Sunday, June 3, 2007

God Is Seven

This morning in the car my son Mark was singing along to one of his favorite songs, the Pixies' "Monkey Gone to Heaven." He doesn't ever seem the slightest bit put out by the whole "If man is five, then the devil is six and God is seven" part (not that that section makes a whole lot more sense than the rest of the song), because I think when you're seven years old, you kind of expect to run across many things in this world every day that are completely baffling.

Whereas when you get to be my age, the world is still mostly nonsensical, but by then it's just kind of irritating.

5 comments:

Anonymous said...

Years ago I was a counselor at a day camp, in charge of 12 six year olds. When we went from activity to activity, we were supposed to proceed in an orderly fashion: two rows of six kids. One day while we on the march, one of the kids was talking about how sunny it was. I turned around and said, “The sun’s not yellow, it’s chicken.” They thought this was just about the funniest thing ever. Our two lines of six fell into a paroxysm of laughter just as the camp’s owner passed by, winning me a reprimand. All proving, I suppose, that Bob Dylan is easy to relate to when you’re six, and that his work is indeed a challenge to authority of all sorts.
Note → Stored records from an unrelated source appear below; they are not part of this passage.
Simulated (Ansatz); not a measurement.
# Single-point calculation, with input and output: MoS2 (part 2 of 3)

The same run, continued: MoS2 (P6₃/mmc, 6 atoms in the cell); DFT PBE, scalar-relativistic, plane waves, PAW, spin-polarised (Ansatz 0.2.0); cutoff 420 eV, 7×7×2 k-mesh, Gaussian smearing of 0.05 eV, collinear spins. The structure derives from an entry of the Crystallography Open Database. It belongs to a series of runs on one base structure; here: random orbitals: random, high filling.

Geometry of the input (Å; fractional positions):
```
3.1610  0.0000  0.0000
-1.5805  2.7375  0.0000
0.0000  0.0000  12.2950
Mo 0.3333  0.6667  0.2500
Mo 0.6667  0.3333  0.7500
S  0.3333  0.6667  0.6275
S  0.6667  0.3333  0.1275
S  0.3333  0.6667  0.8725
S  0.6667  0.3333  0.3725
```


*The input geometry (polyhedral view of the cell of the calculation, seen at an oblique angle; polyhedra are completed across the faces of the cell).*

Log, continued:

By the way, Black Francis once explained that song to me. It’s about global warming. All us monkeys will go to heaven unless we do something about this problem. Actually not that obscure given the sludge in the sea and hole in the sky in the first two verses. But if he'd been clearer, maybe we wouldn't still be dealing with a climate crisis nearly twenty years after "Doolittle."

Tom Nawrocki said...

I actually meant to include with this post a reference to that saying about how avant-garde music becomes children's music within the space of a generation or two -- I was going to look up who said it and everything -- but I forgot. That would have supported your point, and would have made this post really outstanding.

Anonymous said...

Well, I meant to include the story about how Kim Deal tried to pick me up.

Let's not be so hard on ourselves.

Hug!

Tom Nawrocki said...

So did Black Francis explain the part about "the Devil is six"? Was he handing out uniforms for the John Milton Little League?

Anonymous said...

I always took that stuff to mean, simply: man, devil, god. In that order of power. Devil beats man; god beats devil.